The poll by the Pew Research Center's Internet & American Life Project comes as Democratic President Barack Obama and Republican challenger Mitt Romney are using Facebook Inc pages and other social media as campaign tools ahead of the November election.

"For most of those who use the sites, political material is just a small portion of what they post and what they read. And the impact of their use of the sites is modest, at best," Lee Rainie, director of the Pew project, said in a statement.

Thirty-six percent of social networking site users say they are "very important" or "somewhat important" to them in keeping up with political news, the survey showed.

The sites are "very important" or "somewhat important" to 26 percent of site users in recruiting people to get involved in political issues that matter to them.

A quarter of the site users say they are "very important" or "somewhat important" for discussing or debating political issues, the poll showed.

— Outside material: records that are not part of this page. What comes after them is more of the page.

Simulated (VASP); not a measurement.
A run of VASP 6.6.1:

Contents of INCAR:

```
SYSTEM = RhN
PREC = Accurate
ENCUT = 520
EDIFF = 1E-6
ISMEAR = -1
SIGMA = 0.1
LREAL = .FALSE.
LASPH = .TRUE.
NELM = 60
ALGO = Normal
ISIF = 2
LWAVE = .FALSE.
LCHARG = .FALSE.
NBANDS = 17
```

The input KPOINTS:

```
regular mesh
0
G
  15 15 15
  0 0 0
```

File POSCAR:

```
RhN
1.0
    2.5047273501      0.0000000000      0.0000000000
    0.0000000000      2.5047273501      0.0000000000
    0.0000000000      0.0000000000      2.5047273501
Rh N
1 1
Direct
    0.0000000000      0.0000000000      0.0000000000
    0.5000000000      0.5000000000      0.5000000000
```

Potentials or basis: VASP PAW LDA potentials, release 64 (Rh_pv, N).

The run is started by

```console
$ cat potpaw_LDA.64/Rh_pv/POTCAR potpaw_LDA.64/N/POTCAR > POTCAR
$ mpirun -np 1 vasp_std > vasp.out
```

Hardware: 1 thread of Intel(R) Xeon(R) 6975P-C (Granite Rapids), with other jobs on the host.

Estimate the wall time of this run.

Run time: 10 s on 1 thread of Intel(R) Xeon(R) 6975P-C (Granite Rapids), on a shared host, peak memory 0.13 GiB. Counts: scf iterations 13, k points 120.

Twenty-five percent of users say the sites are "very important" or "somewhat important" in finding other people who share their views about important political issues.

In each case, Democrats are more likely than Republicans or independents to say the sites are important.

A third of Democrats and liberals who use social networking sites say their activities on the sites have led them to become more active, compared with 24 percent of site-using Republicans and independents.

The survey found that 84 percent of site users say they have posted little or nothing related to politics in their recent status updates, comments and links.

The telephone survey was conducted from January 20 to February 19 among 1,407 adults. The margin of error is plus or minus 2.9 percentage points.